Miss. Senate increases education spending proposal

Published 11:32 pm Tuesday, March 16, 2010

JACKSON (AP) — As Mississippi lawmakers prepare for final budget talks, the Senate comes to the table with a proposed spending plan that’s out of balance.

That chamber’s top budget writer wasn’t happy about it, but several lawmakers said the imbalance is no big deal because the House and Senate proposals will be rewritten in the next couple of weeks as the two chambers craft a compromise plan.

Lawmakers are working on a roughly $5.6 billion budget for the fiscal year that begins July 1. They’re having more difficulty than usual because a weak economy has sent state revenues plummeting for the past 18 months. Few agencies will receive as much money as their directors requested.

On Tuesday, the Senate voted 30-19 to put about $30 million more into elementary and secondary education than Senate leaders originally proposed. They did not, however, cut $30 million from other budget bills. Appropriations Committee Chairman Alan Nunnelee said that puts Senate negotiators in an awkward position.

‘‘I am not opposed to giving money to our schools. But I am opposed to an unbalanced budget,’’ said Nunnelee, R-Tupelo, who’s running for a north Mississippi congressional seat.

Sen. Hob Bryan, D-Amory, sponsored the amendment to increase the education spending proposal by $30 million — a move that makes the Senate’s school spending proposal nearly identical to that of the House and puts pressure on negotiators to protect education funding.

Bryan said only a few of the 174 lawmakers get to participate in the final round of budget talks.

‘‘This is the one opportunity you’re going to have as an individual senator to set a priority,’’ Bryan told his colleagues.

Most of those voting for the amendment were Democrats, although a few Republicans supported it, too.

Hours after the education spending bill passed, Republican Sen. Briggs Hopson of Vicksburg proposed taking $30 million from the Mississippi Department of Transportation to pay for the proposed education spending.

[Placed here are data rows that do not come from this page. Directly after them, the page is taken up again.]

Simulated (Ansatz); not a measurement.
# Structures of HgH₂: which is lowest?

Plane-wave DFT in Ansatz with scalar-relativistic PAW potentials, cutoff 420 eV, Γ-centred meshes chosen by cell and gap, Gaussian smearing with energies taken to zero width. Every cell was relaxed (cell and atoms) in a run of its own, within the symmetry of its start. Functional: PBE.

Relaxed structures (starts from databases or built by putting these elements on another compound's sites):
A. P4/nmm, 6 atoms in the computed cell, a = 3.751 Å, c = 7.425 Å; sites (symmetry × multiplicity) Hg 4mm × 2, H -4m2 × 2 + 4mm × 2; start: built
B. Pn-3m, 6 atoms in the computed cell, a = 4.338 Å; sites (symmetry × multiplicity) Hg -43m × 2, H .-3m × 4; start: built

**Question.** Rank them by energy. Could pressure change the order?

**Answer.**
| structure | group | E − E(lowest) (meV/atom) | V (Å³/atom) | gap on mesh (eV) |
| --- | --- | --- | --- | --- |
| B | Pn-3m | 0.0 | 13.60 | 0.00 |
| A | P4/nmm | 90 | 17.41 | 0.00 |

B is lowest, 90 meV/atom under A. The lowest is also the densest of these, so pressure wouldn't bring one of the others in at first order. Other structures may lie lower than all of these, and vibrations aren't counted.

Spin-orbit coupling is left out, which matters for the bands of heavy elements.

Hopson’s proposal was defeated when only six senators voted for it and 40 voted against. Several senators said Hopson’s proposal would hurt a bridge-repair program, but Hopson said he wasn’t trying to do that. He said he simply wanted to fulfill Nunnelee’s request to balance the Senate’s overall budget proposal.

‘‘Look,’’ Hopson said, ‘‘I’d love to have a money tree out there.’’

March 24 is the deadline for House and Senate negotiating panels to reach final compromises on budget bills. The full House and Senate have a March 26 deadline to pass the bills.


The bills are House Bills 1622 and 1667.